What really matters
Shakespeare stated that all the world is a stage, and all the men and women merely players. One man in his time plays many parts. The older age shifts along with spectacles on nose; his youthful clothes too wide for his shrunken frame; and his manly voice turning again toward childish treble. The last scene of all is second childishness and mere oblivion; without teeth, without eyes, without everything.
I say “No” to this. Yes, I feel old, so very old, and I know that I will leave this world with what I brought into it – nothing, not even teeth.
But wait. I did bring something. I brought the wonder of youth. I had life before me. All children are born with the need for others.

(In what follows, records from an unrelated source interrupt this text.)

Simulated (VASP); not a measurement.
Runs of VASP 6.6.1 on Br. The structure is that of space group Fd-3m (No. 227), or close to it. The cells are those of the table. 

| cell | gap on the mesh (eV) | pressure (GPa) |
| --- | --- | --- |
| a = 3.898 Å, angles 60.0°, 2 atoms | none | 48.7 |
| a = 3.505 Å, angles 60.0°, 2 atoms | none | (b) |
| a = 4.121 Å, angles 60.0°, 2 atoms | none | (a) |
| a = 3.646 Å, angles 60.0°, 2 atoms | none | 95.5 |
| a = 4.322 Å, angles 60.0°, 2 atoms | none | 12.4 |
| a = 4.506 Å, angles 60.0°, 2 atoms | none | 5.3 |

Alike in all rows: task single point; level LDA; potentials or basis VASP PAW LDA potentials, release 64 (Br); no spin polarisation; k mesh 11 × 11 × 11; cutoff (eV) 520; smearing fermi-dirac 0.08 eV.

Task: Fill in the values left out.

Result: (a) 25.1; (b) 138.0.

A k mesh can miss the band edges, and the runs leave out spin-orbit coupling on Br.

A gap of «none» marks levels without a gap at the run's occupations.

I wonder at the people who live in this small town. They are so full of what life is all about. My oldest son has been dead for six years now and these town’s people had never met him, but they still show me respect and honor because I had a son who is now dead. My second son has just been killed while in the United States Army serving in Iraq. The flags across South Dakota fly at half mast as I stare into space and feel so very old, so lonely and so without everything.
People come to wrap me warm with hugs. They shake my hand and strongly delay in letting go. They sit quietly, letting me know they are simply there. My kitchen table is loaded with cards, flowers, homemade cookies, and used coffee cups. My younger children brave going to school and are surrounded by friends, comforters and protectors. The churches in town don’t draw lines; members of their congregations drop by my home to offer concern. I don’t finish a sentence in whatever I was saying, and the person talking with me understands.
There are no real strangers in a small town like this one. People whom I don’t yet know well still offer condolences. Little old ladies still offer strength. Younger, strong men quietly allow me to feel old without embarrassment. Varying degrees of friends let me know that they are ex-military, but leave it at that. An unhurried silence is sometimes better than a bunch of words. Individuals who have come near to losing loved ones recall those times. Those who have actually lost loved ones don’t compare stories, but make me feel welcome in a very special group. No one says those classical stupid statements like, “I know what you must be going through” or “It’ll be easier with time” or “Do you know exactly how it happened?” Not one person has questioned me if I think the United States should be in Iraq, because that specific point doesn’t matter right now. They know that my son joined the Army and was proud of his part – whatever that was to be.
Only in this kind of small town can this kind of hurt be allowed; be survived in its own time and its own way.
We come into this world with nothing. We leave this world with a life lived and having experienced love. I can’t imagine having done so anyplace else than in a small town full of family and friends.